Defense counsel: And respectfully request a mistrial.
Court: Denied.
Prosecutor: This happened in Bexar County. There’s no denying that.
Defense counsel: Your Honor, may I have a running objection?
Court: I’ll overrule that objection. That’s –
Prosecutor: This happened intentionally and knowingly. There’s no
denying that.
Defense counsel: I suppose I need to object every time. So 38.08 – every time
he says there’s no denying, it’s a comment under 38.08.
Court: That – I’ll overrule that.
The prosecutor continued by summarizing the elements of robbery and then stated, “After listening
to defendant’s closing argument, I guess we are to surmise that the only element at stake is whether
or not Deborah Atkins was placed in fear of imminent bodily injury.”

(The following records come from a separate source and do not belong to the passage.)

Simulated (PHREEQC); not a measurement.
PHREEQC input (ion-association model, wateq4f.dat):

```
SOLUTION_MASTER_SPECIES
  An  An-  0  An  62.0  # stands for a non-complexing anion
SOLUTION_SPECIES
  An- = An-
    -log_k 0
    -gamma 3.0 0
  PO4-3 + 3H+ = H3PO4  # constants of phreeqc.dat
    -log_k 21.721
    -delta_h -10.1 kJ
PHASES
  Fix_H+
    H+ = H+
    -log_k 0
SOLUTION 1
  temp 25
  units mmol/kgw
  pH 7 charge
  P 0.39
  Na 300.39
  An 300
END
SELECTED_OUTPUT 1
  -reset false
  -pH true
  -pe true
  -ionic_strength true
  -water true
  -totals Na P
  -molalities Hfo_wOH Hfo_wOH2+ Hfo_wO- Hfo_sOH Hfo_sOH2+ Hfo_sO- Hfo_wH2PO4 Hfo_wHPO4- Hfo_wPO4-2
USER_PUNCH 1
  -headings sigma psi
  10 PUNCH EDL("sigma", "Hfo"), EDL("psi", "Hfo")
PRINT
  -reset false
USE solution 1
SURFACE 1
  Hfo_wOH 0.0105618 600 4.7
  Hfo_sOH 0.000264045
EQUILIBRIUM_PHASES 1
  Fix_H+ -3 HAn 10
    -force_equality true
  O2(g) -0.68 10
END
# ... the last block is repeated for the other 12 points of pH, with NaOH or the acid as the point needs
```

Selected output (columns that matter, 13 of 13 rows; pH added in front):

It appears the prosecutor’s statements, taken in context of his entire argument, were not
intended to refer to defendant’s failure to testify, but were meant to summarize the evidence and
focus the jury on a specific element of robbery. Further, the argument did not refer to evidence that
only defendant could have provided. We conclude the prosecutor’s argument did not amount to a
prohibited reference to the defendant’s failure to testify. Therefore, we hold that the language used
was not manifestly intended or was of such a character that the jury would necessarily and naturally
take it as a comment on defendant’s failure to testify. Bustamante, 48 S.W.3d at 765.
EXTRANEOUS OFFENSE EVIDENCE
In his last issue, defendant claims the trial court erred by admitting during the punishment
phase, photographs of an extraneous assault, thus violating Crawford v. Washington, 541 U.S. 36
(2004), the Sixth and Fourteenth Amendments of the United States Constitution, and Article 1,
section 10, of the Texas Constitution. During the admission of the photographs, defendant raised
objections under Texas Rules of Evidence 402 and 403, but did not object on Crawford or
constitutional grounds. No other objection was brought to the trial court’s attention. Because
defendant’s trial objections do not comport with his constitutional complaint on appeal, he has not
preserved this complaint for review. See Tex. R. App. P. 33.1(a); Knox v. State, 934 S.W.2d 678,
687 (Tex. Crim. App. 1996).
CONCLUSION
We overrule defendant’s issues on appeal and affirm the trial court’s judgment.